Overview: Batwoman has to choose between her sister and the symbol that she wears on her chest. This prompts a confrontation between herself and the Batman with her disturbed sibling not making things any easier.
Synopsis (spoilers ahead): We pick up where we last left off with Batwoman and Julia Pennyworth having disposed of Alice’s red bat plague. We see Batwoman on the roof attempting to confront her sister, Beth. It is quickly revealed that the two of them are not alone as Batman, himself, has arrived to put in his proverbial two cents.
We learn that it was Tahani that used some drugs on Beth to bring back her villainous alter ego, Alice. It turns out that Alice and Beth are being used as pawns in whatever game Tahani was attempting to play on our unsuspecting heroes. It appears that Alice is holding some kind of remote detonator device in her hand with her finger on the trigger. Batman tells Batwoman that Beth belongs in Arkham Asylum. Batwoman pleads with Batman to not hurt her sister. Alice responds to this by saying that she belongs down the rabbit hole. Alice detonates a hole in the ground and invites the two heroes to play with her.

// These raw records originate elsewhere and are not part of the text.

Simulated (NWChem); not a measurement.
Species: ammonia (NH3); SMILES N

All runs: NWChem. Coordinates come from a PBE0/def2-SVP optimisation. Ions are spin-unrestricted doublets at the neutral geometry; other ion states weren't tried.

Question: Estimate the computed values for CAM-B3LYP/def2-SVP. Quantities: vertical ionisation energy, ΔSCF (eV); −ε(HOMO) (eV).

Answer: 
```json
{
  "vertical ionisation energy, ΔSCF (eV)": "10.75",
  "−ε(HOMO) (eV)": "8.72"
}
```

Seeing that Beth’s cheese has slid off her cracker, Batman informs Kate that this situation is beyond her control and that he will have to take Beth down. As Batman closes in on Alice, we get another twist in the plot where Kate aids her sister in an attempted escape. The two sisters begin to flee on Kate’s motorcycle with Batman in hot pursuit. Batwoman knows she cannot defeat Batman in a fair fight, so she has to resort to some shady tactics in order to achieve the unfair advantage. After cutting one Batman’s grappling lines that was attached to her bike with the Dark Knight in tow, Batwoman drops a giant literal “K” on the Batman. This is only made possible by a distraction in the form of a recording being played on loudspeakers above Batman’s head of the sound of a firearm in the same make of the gun that killed both Thomas and Martha Wayne.
This allows a much needed, long overdue, heart to heart conversation between Batwoman and Batman. Batwoman makes the argument that if Batman puts Beth into Arkham that only Alice will come out and Beth will be gone forever. She then states that they are all related and that he would not be helping the family unit by not giving Beth the psychological help that she needs by incarcerating her. Upon hearing this revelation, Batman then tells Batwoman that she has two strikes now against her in that the first was Clayface back in Detective Comics and now these events. He lets them go and Batwoman falls to her knees in exhaustion embracing her sister, Beth.
Analysis: This issue shows Kate trying to protect one of the few things that she has left; her sister, Beth. While some may view Beth as damaged goods, her path may or may not be a direct result of Kate Kane’s choices. Too often in our legal system, people struggling with psychological illness are locked away with the issues never being properly dealt with by trained professionals. These things are only made worse after prolonged periods of isolation and often abuse.
The artwork remains consistent with each passing panel and issue and writer, Marguerite Bennett continues to peel back another layer on the character of Kate Kane. Reading this issue and seeing this arc to its conclusion, also gave me a better understanding of where Beth is coming from a psychological perspective. Clearly, Beth has some fears related to abandonment with Kate feeling responsible for those issues. What makes Kate worthy of wearing the bat symbol in my opinion, is that she is trying to make up for her past failures and mistakes to Beth by getting her the psychological help that she so desperately needs and taking her home to care for her.
As I read this issue, Batman came across to me like someone with a bruised ego in that he was bested by Batwoman in this confrontation. He also has been somewhat of a self-righteous, judgmental jerk during this whole DC Rebirth initiative. Both Kate Kane and Jason Todd respectively have both been warned repeatedly of their actions, should a life be taken. Granted these are all psychological debates that have raged on for years, but honestly, in all of Batman’s canon, there have been people that have lost their lives indirectly by him. I just find the whole, “Daddy’s here. You kids better act right now.” to be very hypocritical and a double standard. In some respects, I see a lot of similarities and parallels with both Kate Kane and Jason Todd.
Final Thoughts: With this book nearing cancellation, I wonder if DC would consider pairing Kate with Jason in a series somewhere down the line. I would buy it. With all that being said, I do think Kate comes across as a hero and has proven herself as a member of the Bat-Family despite what her detractors may argue. I understand that her methods may have come across as controversial but not everybody is the same. Something tells me that with the conclusion of this arc, that the last issue or issues will be somewhat filler and that we will forget about this whole nonsense in a few months.